Aside from the occasional Gold Eagle in a Salvation Army bucket around Christmas time, gold coins are scare outside of a vault or collection. One of the cool things about silver coins is that you can still find them out and about in circulation.
A few weeks ago, the clerk at the local Arco station was staring at a handful of coins she had just received from a customer. She was confused because although the coins said one dollar on them, they didn’t look familiar to her. She kept turning them over and over in her hand, trying to figure out what they were. When I got to the counter I sneaked a peek and asked her about the Morgan Dollars she was holding. She told me how a customer came in and handed her the 4 Morgans and 1 Peace Dollar to pay for $5 of gas. She was thrilled when I told her what they were really worth. I recalled getting change at a gas station in Georgetown CA, and being given silver quarters. Her little jackpot got me thinking about some of the other places I have found silver coins.
In between semesters at college, I worked for awhile at a gas station in Stockton CA where I was given a roll full of War Nickels. I had no idea what they were at the time. I just knew they were old.

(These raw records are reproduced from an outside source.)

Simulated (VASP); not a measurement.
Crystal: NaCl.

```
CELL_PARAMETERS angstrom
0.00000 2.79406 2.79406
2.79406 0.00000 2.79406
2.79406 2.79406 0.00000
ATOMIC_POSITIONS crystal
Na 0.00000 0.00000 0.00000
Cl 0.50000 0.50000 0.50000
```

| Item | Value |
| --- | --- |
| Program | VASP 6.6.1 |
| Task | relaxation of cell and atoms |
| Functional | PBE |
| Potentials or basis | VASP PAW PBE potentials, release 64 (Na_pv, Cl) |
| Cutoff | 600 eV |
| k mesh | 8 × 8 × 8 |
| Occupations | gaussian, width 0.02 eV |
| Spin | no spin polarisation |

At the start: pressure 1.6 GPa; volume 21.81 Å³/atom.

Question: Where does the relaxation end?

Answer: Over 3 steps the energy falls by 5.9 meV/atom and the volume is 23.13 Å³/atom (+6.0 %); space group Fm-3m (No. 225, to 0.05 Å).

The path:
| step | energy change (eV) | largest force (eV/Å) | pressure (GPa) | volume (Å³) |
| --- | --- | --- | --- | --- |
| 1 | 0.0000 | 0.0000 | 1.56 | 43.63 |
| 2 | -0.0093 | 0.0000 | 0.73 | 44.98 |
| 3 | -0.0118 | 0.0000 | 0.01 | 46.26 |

I got interested in geology and history in college and eventually bought a White’s Eagle Spectrum metal detector. I had heard the stories about people finding old coins in basements, attics and walls of old pioneer homes, in old out houses and wells. Many folks 160 years ago stored their money in the ground in “post-hole banks”. My plan was to explore the old ghost towns and mining camps in the western United States. Maybe I would get lucky and stumble into one of those caches. I practiced with the detector in town. The first thing I found was a sterling silver serving spoon in the front lawn of my apartment complex, buried about 6″ down. I found a few dimes and quarters in the old parks around town.
I spent a lot of time in the desert and mountains of Utah, Nevada and Arizona, but never found any large treasure. The history and the geology was enough and it was amazing. I did have some success though and found a few neat items from the 1800’s like bits, and spurs, old bottles, china, etc. and I did find a few silver coins.
The weirdest place I have ever found a silver coin was in, of all places, a gold mine.
One weekend in the early 1990’s, I was in the Star Range in south western Utah. My grandfather had been a barber in Milford and was often paid by old prospectors in gems and minerals from the Star, Mineral and Wah Wah mountains. Seeing all of the quartz specimens laden with gold, labradorite, topaz, realgar, and curly horn silver from the Frisco mining area is probably what started my love of gems and minerals. I knew the Star Range had flourite mines and a few gold mines that might have some nice specimens in their tailings piles. I didn’t find any gold that day, but I did find some really nice Fluorspar, and at the mouth of one of the gold mine tunnels, I found a 1920’s Mercury Dime.
It makes sense that I would find something there at the mouth, but it was so unexpected because I was so focused on finding gold, that the dime seemed out of place and strange. The dime wasn’t worth a lot, maybe a gallon of gas at the time. But it was fun to imagine the life of that coin in the mining camps of Utah during the Depression.
What is the strangest place you’ve ever found silver or gold coins?